Jimmy Carter Secures Release of American Prisoner in North Korea

An American prisoner, held in a North Korean prison camp since crossing into the country earlier this year, boarded a plane for Boston today after former President Jimmy Carter succesfully negotiated his release. North Korea's leader, Kim Jong-il, meanwhile, is still on a mysterious visit to China.

Aijalon Mahli Gomes, 31, had been sentenced to eight years of hard labor and fined $700,000 in April after illegally entering North Korea. Gomes, the fourth American held in North Korea in the space of a year, had reportedly tried to commit suicide last month. Now, reports the New York Times, he has been granted amnesty by dictator Kim Jong-il following Carter's visit on a "private humanitarian mission".

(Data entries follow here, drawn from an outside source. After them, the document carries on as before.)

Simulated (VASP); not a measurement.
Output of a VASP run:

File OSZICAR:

That private visit, speculated to have been tacitly sanctioned by the State Department who had sent a team to try and free Gomes earlier this month, also encompassed talks with North Korea's deputy leader Kim Yong-nam. The Associated Press reports that he "relayed Pyongyang's interest in resuming the six-nation disarmament talks and reiterated the regime's commitment to denuclearization." Carter also had "an openhearted discussion" with the foreign minister and vice foreign minister for US affairs.

Kim Jong-il, meanwhile, was on a private train that is taking him on a visit through China, reported to include a meeting with Chinese premier Hu Jintao. It is not known why he, and his son and mooted successor Kim Jong-un, left the country on Wednesday night. But Korea expert John Park told Reuters that the move must signal something big. "It would be propaganda coup for Kim Jong-il to meet with Jimmy Carter," he said, "and for him to pass that up, one wonders what the Chinese are offering."

With both sides refusing to confirm or discuss the visit, speculation has ranged from arms, to aid to a blessing for Kim's son and heir, who may take control of the country as soon as next month. Many Korea watchers say that the Dear Leader, as North Koreans know Kim Jong-il, is in frail health after a suspected stroke in 2008. A September meeting of the country's party leadership may be his "last shot at passing the baton," Park told Reuters.